Last year's Commonwealth Games was delivered £35 million ($54 million/€47 million) under budget, figures published by Glasgow 2014 Ltd have revealed as it takes the first steps towards ceasing operations.
The company was set up by partners including the Scottish Government, Glasgow City Council and Commonwealth Games Scotland to manage all aspects of the delivery of the event, with the current estimates suggesting that it will conclude its operations without having to utilise £35.5 million of the allocated public funds from its budget.
The figure is £10 million ($15 million/€13 million) more than was forecast at the end of 2014.

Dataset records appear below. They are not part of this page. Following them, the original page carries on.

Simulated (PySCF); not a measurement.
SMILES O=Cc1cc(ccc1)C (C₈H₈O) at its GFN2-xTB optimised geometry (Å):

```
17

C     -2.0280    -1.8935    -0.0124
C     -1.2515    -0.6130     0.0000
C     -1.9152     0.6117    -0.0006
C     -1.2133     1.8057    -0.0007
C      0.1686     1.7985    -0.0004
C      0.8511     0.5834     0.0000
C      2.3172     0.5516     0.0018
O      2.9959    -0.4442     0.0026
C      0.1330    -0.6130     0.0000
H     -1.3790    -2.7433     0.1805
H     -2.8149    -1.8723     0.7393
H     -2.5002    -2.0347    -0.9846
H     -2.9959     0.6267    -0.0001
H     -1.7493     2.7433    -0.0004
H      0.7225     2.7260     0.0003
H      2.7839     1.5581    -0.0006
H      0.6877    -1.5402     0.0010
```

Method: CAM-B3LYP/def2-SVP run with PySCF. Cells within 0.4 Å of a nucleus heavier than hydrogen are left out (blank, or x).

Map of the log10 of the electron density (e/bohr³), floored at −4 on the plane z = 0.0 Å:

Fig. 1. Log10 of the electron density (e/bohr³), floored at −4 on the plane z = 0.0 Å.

"I'm delighted that Glasgow 2014 Ltd looks set to finish in such a strong and healthy final budgetary position with more than £35 million of previously committed public funds having not been required," said Glasgow 2014 chairman Lord Smith of Kelvin.
"It is clear that the delivery of Scotland's biggest sporting event and the Commonwealth's best-ever Games has been a team effort and a job well done.
"Through all our work as an Organising Committee - and working closely with our Games partners - the team at Glasgow 2014 has focused on achieving excellence and value in everything we have done.
"It's also been very important to us that we have gone about our work in a responsible and sustainable way - with good governance and strong budgetary controls being central to our mission."
The Glasgow 2014 Organising Committee's budget was £372 million ($591.5 million/€477 million) of public funds plus commercial income generated by organisers through sponsorship, ticket sales, broadcasting rights and merchandise sales.
This included contingency of £66.1 million ($105.1/€84.7 million), general contingency of £42.3 million ($67.4 million/€54.2 million) and special reserve totalling £23.8 million ($37.9 million/€30.3 million).
The latest announcement comes after it was revealed last month by Glasgow City Council that the Commonwealth Games had delivered a £423 million ($635 million/€559 million) boost to the host cities businesses.
"As well as being a huge sporting triumph, the Glasgow 2014 Commonwealth Games were a good model of planning and effective financial management," said Jamie Hepburn, Scotland's Minister for Sport, Health and Improvement and Mental Health.
"From the outset we worked closely with the Organising Committee and other key partners to make sure the Games were delivered within budget.
"Our focus now shifts to continuing to secure the lasting legacy from the Games so that generations to come benefit from the public investment made."
The final budget figures will be confirmed when the company's closing accounts are completed as part of the winding up process, with the Glasgow 2014 Board and Games partners having appointed Johnston Carmichael as the company's liquidators.